Ford and Volkswagen bosses have finalised their wide-ranging global alliance, which will involve the two giants working together on electric cars, pick-up trucks, vans and autonomous technology.

The companies initially agreed to work together on commercial vehicle development in January 2019, with the plans expanded to involve pick-ups and a Ford EV built on the Volkswagen Group’s MEB platform last July. The two firms have now signed official agreements for the partnership and outlined full details of the projects that will be involved.

Volkswagen last week finalised a $3.8 billion investment in Argo AI, an American autonomous driving start-up company that Ford had already invested in.

In a joint release, Ford and Volkswagen said that their alliance will help them to “meet rapidly evolving needs of their respective customers in Europe and other regions by leveraging complementary strengths in mid-size pick-up trucks and commercial and electric vehicles”.

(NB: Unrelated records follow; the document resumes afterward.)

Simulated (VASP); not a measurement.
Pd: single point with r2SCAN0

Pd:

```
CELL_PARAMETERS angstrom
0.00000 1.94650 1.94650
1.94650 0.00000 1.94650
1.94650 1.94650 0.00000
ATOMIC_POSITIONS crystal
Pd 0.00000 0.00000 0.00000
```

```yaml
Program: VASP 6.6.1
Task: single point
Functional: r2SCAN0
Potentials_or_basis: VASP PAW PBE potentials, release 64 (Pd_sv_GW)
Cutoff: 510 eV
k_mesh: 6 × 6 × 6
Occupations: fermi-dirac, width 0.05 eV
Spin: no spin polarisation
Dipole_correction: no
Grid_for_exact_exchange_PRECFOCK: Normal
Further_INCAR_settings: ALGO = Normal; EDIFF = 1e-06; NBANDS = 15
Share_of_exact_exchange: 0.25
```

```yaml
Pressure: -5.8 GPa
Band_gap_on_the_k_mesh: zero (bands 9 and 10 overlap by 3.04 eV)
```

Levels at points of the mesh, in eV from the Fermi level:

VW added that it’s new Amarok ute will arrive early 2022, with Ford’s new Ranger, based on the same platform, to come before it.

The alliance will offer substantial savings for both firms, allowing them to develop new or refreshed offerings in key market segments with substantially reduced development costs. Estimates suggest the combined savings of the agreement could reach $1.46 billion.

Volkswagen to provide platform for Ford EV

A key part of the agreement will be a Ford EV focused on the European market, due to arrive by 2023 and developed on the Volkswagen Group’s electric MEB architecture. The firms says that the Ford machine will be “highly differentiated” and designed and engineered at the American’s firm’s European base in Cologne, Germany.

While details of the machine are scarce, Ford says it will “add another compelling nameplate” that will sit alongside the electric Mustang Mach-E. Ford has recently begun a trend of reviving old names for new vehicles, choosing to give its first bespoke EV Mustang branding and recently badging its new compact crossover as the Puma. It’s also reviving the Bronco in America.

The two firms estimate that Ford “could deliver 600,000 electric vehicles atop the MEB architecture”, with Volkswagen saying the deal is “another cornerstone” in its EV strategy. While the MEB platform will underpin a range of EVs from Volkswagen, Seat, Skoda and Audi, it was also developed to enable it to be licensed to partner firms, helping the Volkswagen Group to achieve better economies of scale.

That volume could be key for Ford. While the Mustang Mach-E is due on sale in 2021, it has yet to announce further bespoke EV models, and the sale of the Volkswagen deal will likely prove key in meeting rising consumer demand and hitting its European Union CO2 targets.

As previously hinted at, the firms said that they “plan to explore additional ways to cooperate on electric vehicles.”

Ford and Volkswagen to team on vans and utes

The alliance between the firms will include the development of two commercial vans and a pick-up. The commercial vehicle segment is a key market for both firms in Europe but particularly Ford, with most of its profits in the region coming from it.

Ford will develop and build a new Volkswagen Amarok ute that will go on sale in 2022, and which will effectively be twinned with the Ford Ranger. Volkswagen has already teased the design of the new Amarok.

Ford will also develop and a new one-tonne cargo van for both firms, which will be the new version of the Ford Transit and Volkswagen Transporter respectively. Volkswagen’s Commercial Vehicles are will use its new Caddy as a basis to develop and build a new Ford Transit van.

The two firms expect to produce a total of around eight million of the three shared machines across their lifespans.

Argo AI to lead Ford and Volkswagen autonomy efforts

Volkswagen’s investment in Argo AI, completed last week, will lead to both Ford and Volkswagen working “to form distinct, highly capable autonomous-vehicle businesses based on Argo AI’s self-driving technology.”

The firms said they each “independently” chose to invest in Argo AI due to the “technical leadership” of the Pittsburgh-based firm’s autonomous technology and will use their combined scale to help the start-up expand its geographic testing reach.